There are a lot of varieties of processed cheeses out there, and they usually come in packs of 16 or 24. Pick the wrong type, and you could be stuck with a lackluster cheese for a long time. So I decided to figure out the best brand. To keep things even, I made a grilled cheese sandwich with each variety using the same amount of cheese (the equivalent of four slices per sandwich). What I found is that not all processed cheeses are equal, though, mostly, they’re all fine. Here they are, ranked from worst to best.
This “imitation pasteurized process cheese food” is not actually American but “American flavor.” I hate to disparage a great deal, but this 99¢ pack was completely awful. The cheese food melted into a bumpy mess and tasted like water from a plastic bottle that had been in a hot car all day. This was the only sandwich I didn’t finish.

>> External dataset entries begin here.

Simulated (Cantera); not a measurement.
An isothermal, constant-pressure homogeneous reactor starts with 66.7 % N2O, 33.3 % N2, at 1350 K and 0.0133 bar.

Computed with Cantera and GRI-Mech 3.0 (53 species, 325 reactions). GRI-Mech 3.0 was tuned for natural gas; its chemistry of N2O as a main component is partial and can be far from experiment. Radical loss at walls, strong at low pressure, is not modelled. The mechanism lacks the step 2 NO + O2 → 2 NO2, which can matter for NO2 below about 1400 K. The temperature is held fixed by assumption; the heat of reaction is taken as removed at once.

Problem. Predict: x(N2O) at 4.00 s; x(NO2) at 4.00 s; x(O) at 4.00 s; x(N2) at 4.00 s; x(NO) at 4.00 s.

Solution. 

A real Philly Cheesesteak is made with Cheez Whiz, and Philly Cheesesteaks are great, so I thought it was important to include this. I was surprised to find it in a jar, but it turns out that Easy Cheese is actually the one that comes in a spray can. When cold, it’s basically the same texture as the other processed cheeses, but when it’s heated it’s much runnier. The taste had a hint of pimento mayonnaise to it, which I never noticed when eating cheesesteaks. Without meat, though, it’s a bit overpowering. The taste was kind of bad, but, as is often the case with vinegary products, the aftertaste was quite good. I wasn’t going to eat the whole sandwich, but then I did.
Tropical Sandwich Slices
Tropical makes a lot of good (and affordable) Central American fresh cheeses, but they also sell less exciting things like cheddar and this “imitation pasteurized process cheese food.” The idea of an imitation processed cheese—an imitation of an imitation—is interesting in an ontological sense but doesn’t taste amazing. Once heated, it sort of curdled and tasted like bad movie theater nacho cheese (which, admittedly, isn’t awful; I still ate the whole sandwich). The pack of 16 slices is only 99¢, which would be a great deal if there weren’t exponentially better slices for just pennies more.
Borden American Singles
Each of Borden’s American cheese singles promises that the company is 100 percent farmer owned, which seems good (unless the farmers are, you know, the racist kind). These are a little paler than your average fluorescent orange slices. The flavor is good, but they lack the hearty constitution of some competitors. The cheese falls apart in the plastic wrap, and heats up to an uneven, toothpaste-like consistency.
Horizon Organic American Singles
Somehow, all the cheese melted into the bread, so it didn’t really have much flavor. What remained tasted fine, but isn’t worth the extra money unless you really care about organic milk (which is totally admirable).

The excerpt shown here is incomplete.